Introduction to Satellite Navigation Systems

Abstract

The “youngest” of the major satellite applications is the field of satellite navigation. This field of measurement and ranging through the use of satellite positioning systems first started in the context of scientific research. This initial use of satellites was simply for positioning and location. These activities, that were first based on using Doppler frequency shifts as a satellite orbited above, were largely scientific and not strategic. These types of activities included geodetics (i.e., such as the measurement of continental drift over time) or the collection of scientific information and data from atmospheric land- or ocean-based sensors where the specific locations of the sensors were important.
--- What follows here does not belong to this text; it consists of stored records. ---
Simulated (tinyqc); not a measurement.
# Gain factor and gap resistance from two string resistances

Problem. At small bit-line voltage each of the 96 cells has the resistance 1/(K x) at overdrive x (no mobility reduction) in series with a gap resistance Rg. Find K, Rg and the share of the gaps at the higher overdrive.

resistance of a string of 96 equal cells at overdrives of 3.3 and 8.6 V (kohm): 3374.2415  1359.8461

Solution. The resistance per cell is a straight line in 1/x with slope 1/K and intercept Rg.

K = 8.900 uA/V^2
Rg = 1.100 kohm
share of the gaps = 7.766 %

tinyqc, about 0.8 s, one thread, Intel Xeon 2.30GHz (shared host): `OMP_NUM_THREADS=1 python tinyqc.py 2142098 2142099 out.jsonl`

The real strides in the development of satellite navigation, however, came when space systems were developed for the specific purpose of precise targeting of missiles and various other types of weapon systems. The Soviet Union/Russian Federation satellite navigation system, known as GLONASS, and the US-based Navstar system – with its Global Positioning Satellite (GPS) network – developed space-based systems that provided unprecedented capabilities to determine locations on the ground or oceans with great accuracy. Early systems such as Argos that relied on Doppler shift technology were only accurate within a precision of hundreds of meters. Today’s advanced satellite navigation systems, however, are accurate for measurements that can be indicated with a precision only a few meters and within centimeters if utilizing reference stations.

The fact that GPS and GLONASS satellite signals are freely available in space for all to use has spurred the development of low-cost receivers for much more than strategic or military usage. Today, various types of civilian use of navigational and positioning satellites have become popular on a global basis. The latest development in application-specific integrated circuit (ASIC) chip technology has fueled the growth of applications based on the use of these precise space-based navigational and positioning systems. The availability of these highly capable but increasingly low-cost chips – small enough that they could be included in handsets such as cell phones or included with the electronics available on various types of vehicles (i.e., cars, trucks, buses, trains, airplanes, ships, etc.) – represented a real breakthrough. The development of specialized computer chips to perform satellite navigation calculations has increased the number of users of this technology from a relatively small population of several thousands to tens of millions. In the coming decade, the proliferation of international satellite navigation systems in orbit (i.e., USA, Russian Federation, China, India, Europe, and Japan) plus the continued development of ever lower cost of satellite navigation chips for receivers will continue the popular expansion of these increasingly “easy to use” and versatile systems.

Wide and easy access to low-cost consumer receivers for satellite navigation services strongly suggests that this trend of expanded use will continue to surge. Thus, within a decade, use of these devices will increase to the hundreds of millions if not billions of people. Atomic clocks with incredible temporal precision today allow satellite navigation systems to be used by military organizations, governmental geospatial scientists, and scientists to determine locations with great accuracy. But these applications are now just a small fraction of total usage. The deployment of the new international satellite navigational systems and smaller and lower cost ground receivers will support an ever-increasing civilian consumer market for an ever-expanding range of everyday applications. These consumer applications include driving a vehicle to a desired location, safely sailing a boat, going mountain climbing or hiking without getting lost, or simply finding out where you are within a city.

The precise time keeping ability of today’s satellite navigation systems also means that these spacecrafts can also serve as a global timekeeper for computers and scientific experiments. The time stamp from a satellite navigation satellite can also be used not only for scientific or regulatory purposes but for other applications such as security and banking systems as well. These satellites are also used to support the synchronization needs of communications satellites. In short, navigation and positioning satellites have also become in many ways the world’s timekeeper (Cesium clocks and global timekeeping, http://www.rfcafe.com/references/general/atomic-clocks.htm. Last accessed 14 Jan 2016).

The official US discontinuation of the so-called selective availability feature for the Navstar satellite system has accelerated the use of the GPS network for highly sensitive applications such as assisting in the takeoff and landing of aircraft. The fact that selective availability could be reactivated has nevertheless been one of the concerns and invoked reasons why other countries have now proceeded to develop and launch their own satellite navigation systems. In short, when nations believe that certain space infrastructure represents a strategic asset, there is a strong motivation to deploy such a system rather than depending on other nations to own and operate such networks.

Despite the strategic importance attributable to GNSS services, considerable progress has been made to achieve international cooperation compatibility and standardization among the six systems now in operation via the International Committee on GNSS (ICG) that now meets regularly under the auspices of the UN Committee on the Peaceful Uses of Outer Space.